This book stumped me. It’s a bit of an anomaly – a highly literary novel, a fable-come-to-life, a political commentary, a family saga, a love story. Frankly, I just don’t know what to make of it.

What compelled me to continue reading was the brilliance I saw in the author’s ability to write in metaphor and weave symbolism and myth throughout. Clearly, Tipahnie Yanique is an accomplished writer with prestigious poetry and literary awards to her credit.

Poetry is, after all, about telling a story without telling it directly – a way of speaking in metaphor, a way of dazzling with sparse words to conjure images and concepts that cause the reader to bend her own views of the commonplace (the language was, indeed, concise and not flowery). This poetic lace the author wove exceptionally well (and I will always be in awe of poets for this gift).

Yet… the story fell short for me, overall. Perhaps because there were so many things being said and symbolized – so many metaphors and myths – that I’m not sure of the story’s intent. The storyline, itself, seemed anorexic, yet also somehow seemed to lose itself in so many lessons: of politics, love, magic, and desire.

In this tale of two perilously beautiful sisters growing up on the US Virgin Islands from the mid 1900s to the 1970s, I wasn’t sure if the point of the story was to illustrate the danger of women being ‘owned’ by men. Or maybe it was to illustrate the varied types of history that swirl around us to make us who we are. Or perhaps it was a story about the natural desire for freedom, and the oppression that faces humanity in so many ways (from the book: ““…Besides, an old maid and a free woman might be the same dangerous witchlike thing. It was just a matter of choosing the correct way to view things.”) Or maybe it was about the power of story and parables, as the book says, “… It is how they interpret the story that will make all the difference.” Or a love story.

To me, the novel just didn’t have a strong enough story “core” to effectively anchor all of those metaphors and symbols (and characters and themes) into something unputdownable.

This opinion could be, perhaps, my reaction to other elements of the author’s style. The story is told with much foretelling. You will know the upcoming collisions and difficulties in advance because the author forecasts everything that will happen through the point of view of a character, later in life, looking back on the story of her childhood. Stylistically, this method of forecasting future events instead of letting them unfold didn’t really compel me to continue reading.

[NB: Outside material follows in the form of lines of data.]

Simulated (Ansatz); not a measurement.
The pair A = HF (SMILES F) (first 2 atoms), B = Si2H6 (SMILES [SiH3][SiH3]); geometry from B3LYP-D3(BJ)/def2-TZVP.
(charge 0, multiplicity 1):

As well, the book is filled with point-of-view and tense shifts, even within singular chapters. Toward the end of the book, a new style appears whereby a character interjects as if he is talking right to the reader (“May I interject” says one character. Another time he says, “Listen close.") These techniques often threw me off kilter, though I suspect they may be the very reason this book is likely to go on to acclaim – for its edgy literary-ness.

Beyond that, it should be warned that a recurring theme (and probably the most prevalent to me) is incest. I’m still perplexed and unsure if the author was trying to imply the prevalence of incest on the small islands or …? But it is no exaggeration to say that nearly every male character in this book had an attraction to the beauty of small girls.

I guess my quibble, if there is one – despite my deep admiration for the literary display (the author illustrates fabulous use of the double entendre for the daughter, Youme’s name, -- nicknamed “Me.”) – is that I didn’t know what this book was ‘about’ and didn’t quite connect in the ways I hoped to with the characters.

I suspect there were a lot of things, so brilliant in metaphor and symbol, that they went right over my head. Maybe, in the end, this book was too smart for me. And that’s okay. This novel offers excellent commentary on American politics and the taking of the Virgin Islands. It’s a story of men disappearing and running away from women. And women running away from men; it’s about the pull and tug of attraction and repulsion between the sexes. Or is it?

For those who adore highly literary fiction (where nothing is quite as it seems), this might be your favorite read this year.

I won this uncorrected e-galley from the publisher.